Government earmarks have a history that reaches far beyond Washington. Even rural Wisconsin residents have been eager to feed at the public trough when they could.
For example, in the 1940s, state officials proposed reorganizing rural school districts to save tax dollars. Much of Wisconsin's population had moved off farms into cities, and policy makers wondered whether tax dollars supporting all those little one-room schoolhouses were being used wisely.
Investigators found a Juneau County school attended by children from only two families. "Three of the parents in these two families," they reported, "always constituted the school board. The families took turns regularly, year after year, at providing the odd parent, the one not a board member.
"This odd parent always was the successful bidder to furnish transportation for the children to the school they attended. Compensation for this service was approximately 25 cents a mile for every mile traveled." Since farm workers earned only about a dollar a day at the time, driving the kids to school provided more income than an honest day's labor.

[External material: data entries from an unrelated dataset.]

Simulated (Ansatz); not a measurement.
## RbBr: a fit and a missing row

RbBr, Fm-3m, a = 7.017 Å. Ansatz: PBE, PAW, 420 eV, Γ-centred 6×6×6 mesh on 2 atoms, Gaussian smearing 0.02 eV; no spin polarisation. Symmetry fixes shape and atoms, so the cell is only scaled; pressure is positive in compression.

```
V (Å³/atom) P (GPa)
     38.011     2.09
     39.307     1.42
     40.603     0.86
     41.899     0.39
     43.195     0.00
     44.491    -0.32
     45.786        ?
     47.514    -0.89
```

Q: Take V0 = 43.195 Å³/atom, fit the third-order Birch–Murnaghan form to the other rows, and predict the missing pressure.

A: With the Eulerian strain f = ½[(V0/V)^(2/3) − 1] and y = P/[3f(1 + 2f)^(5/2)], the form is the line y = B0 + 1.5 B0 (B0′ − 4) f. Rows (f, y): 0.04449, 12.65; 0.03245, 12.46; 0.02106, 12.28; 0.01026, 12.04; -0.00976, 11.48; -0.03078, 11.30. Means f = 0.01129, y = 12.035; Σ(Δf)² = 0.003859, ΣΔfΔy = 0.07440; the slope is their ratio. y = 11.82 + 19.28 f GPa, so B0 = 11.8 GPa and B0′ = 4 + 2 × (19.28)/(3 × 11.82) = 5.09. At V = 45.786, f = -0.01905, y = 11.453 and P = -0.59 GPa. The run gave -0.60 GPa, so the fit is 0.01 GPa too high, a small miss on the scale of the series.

Another district had more staff running its schools than it had students. Near Necedah, $1,200 in state taxes was paid annually to a district with only three pupils. Local residents paid just one-sixth of the cost to operate their schools; the rest came from state or county governments.
Abusing these funds may not have been as bad as a "Bridge to Nowhere." But it shows that avarice lurks in most every heart, and even hard-working Wisconsin farmers sometimes enjoyed their government pork.